Thole headache free since Friday

Josh Thole said the concussion he suffered in a plate collision with Ty Wigginton in Philadelphia was possibly the fourth of his professional career. The catcher added that the headaches he had continuously experienced from last Monday's injury ended Friday. He initially had sensitivity to light as well.

Thole was at Citi Field this afternoon to be examined by a team doctor and undergo a computerized concussion test that would clear him to resume physical activity.

Drew Hallowell/Getty Images

Ty Wigginton deals a blow to the right side of Josh Thole's face in the eighth inning last Monday in Philly.

"I don't know what the next step is. I just know I'm going to take it easy," Thole said. "I've just been hanging out with the family. I really couldn't do a whole lot. I think Sunday I started walking around a little bit more. Other than that, the first four days was just kind of resting, laying in my bed, sleeping a lot."

Thole said he experienced potential concussions in the minors in 2007, '08 and '10. The first one was most significant, Thole believed. He was playing first base and was hit with a baseball in the forehead. The final of those three occurred on a backswing while he was catching with Triple-A Buffalo, and "left a pretty good size knot." Still, Thole said he wasn't positive all four were graded concussions because, for instance, the 2010 tests came back negative.

"The one in 2007, I think, was more significant because I had vomiting and stuff like that," Thole said. "2008 was more whiplash than anything. But I think it was still graded a concussion."

Thole said he will wear a hockey-style mask, as Brian Schneider of the Phillies does, rather than the more traditional catcher's mask, when he eventually returns.

"A lot of guys wear them," Thole said. "I just never did."

Given the concussions around the Mets in recent years that have led to lenghty absences, from Ryan Church to Jason Bay, Thole said he would proceed slowly once cleared.

"It's something that you don't want to rush back into," he said. "You want to definitely build back up. You just really have to listen to what the doctors have to say."

Thole added that he watched a video and found no fault -- "none whatsoever" -- with Wigginton's contact with him.

"I watched the replay, and I got lucky," Thole said. "Wiggy could have got me pretty good, I think, if he really wanted to. I think my head was just at the wrong place at the wrong time. He slid. He could have crushed me if he wanted to, I think. I gave him the plate. Again, I think it was just bad timing on my part as far as when I came back over the plate."

He is not for altering rules to protect catchers.

"It's been for 100 years. That's just how the game is played," Thole said. "If you don't like it, get out of the way. That's what we sign up for back there. We know that there's going to be contact. Sometimes it's unfortunate what the contact is. Again, I don't think there should be any changes in any rules. I just think that's how the game is."
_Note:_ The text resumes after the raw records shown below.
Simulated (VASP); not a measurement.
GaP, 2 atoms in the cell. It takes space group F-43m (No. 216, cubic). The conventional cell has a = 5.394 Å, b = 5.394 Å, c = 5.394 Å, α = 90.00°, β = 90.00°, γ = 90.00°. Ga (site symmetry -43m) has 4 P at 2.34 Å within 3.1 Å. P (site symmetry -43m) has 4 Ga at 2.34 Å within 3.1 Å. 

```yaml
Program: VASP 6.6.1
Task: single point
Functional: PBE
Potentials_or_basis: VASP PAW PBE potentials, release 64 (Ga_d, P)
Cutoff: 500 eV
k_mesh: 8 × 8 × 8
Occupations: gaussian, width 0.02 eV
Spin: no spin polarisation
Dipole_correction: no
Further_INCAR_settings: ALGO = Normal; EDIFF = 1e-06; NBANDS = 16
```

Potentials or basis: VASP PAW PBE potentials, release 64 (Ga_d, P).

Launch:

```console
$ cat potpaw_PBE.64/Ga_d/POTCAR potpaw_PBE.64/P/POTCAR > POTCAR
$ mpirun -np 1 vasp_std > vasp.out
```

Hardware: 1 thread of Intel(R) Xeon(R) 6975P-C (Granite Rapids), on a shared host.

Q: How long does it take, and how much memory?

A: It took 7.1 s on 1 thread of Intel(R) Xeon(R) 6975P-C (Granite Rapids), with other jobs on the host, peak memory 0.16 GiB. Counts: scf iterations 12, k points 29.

Terry Collins expects Thole will see some sort of minor league action before being activated from the DL. But, clearly, Thole is not jumping right into games once he gets a doctor's clearance to begin physical activity.

"I've seen guys get injured that I know had concussions -- I've seen guys get hit in the head with blood pouring out of one of their ears -- and three days later go 4-for-5," Collins said. "What happened to them 20 years later? I can't answer that. But there certainly is more information and more studies being done on head injuries today that will certainly dictate making sure guys live happily when they leave the game. Years ago, it just was part of the sport. I think there's more knowledge [now] what to look for and how to take care of those injuries."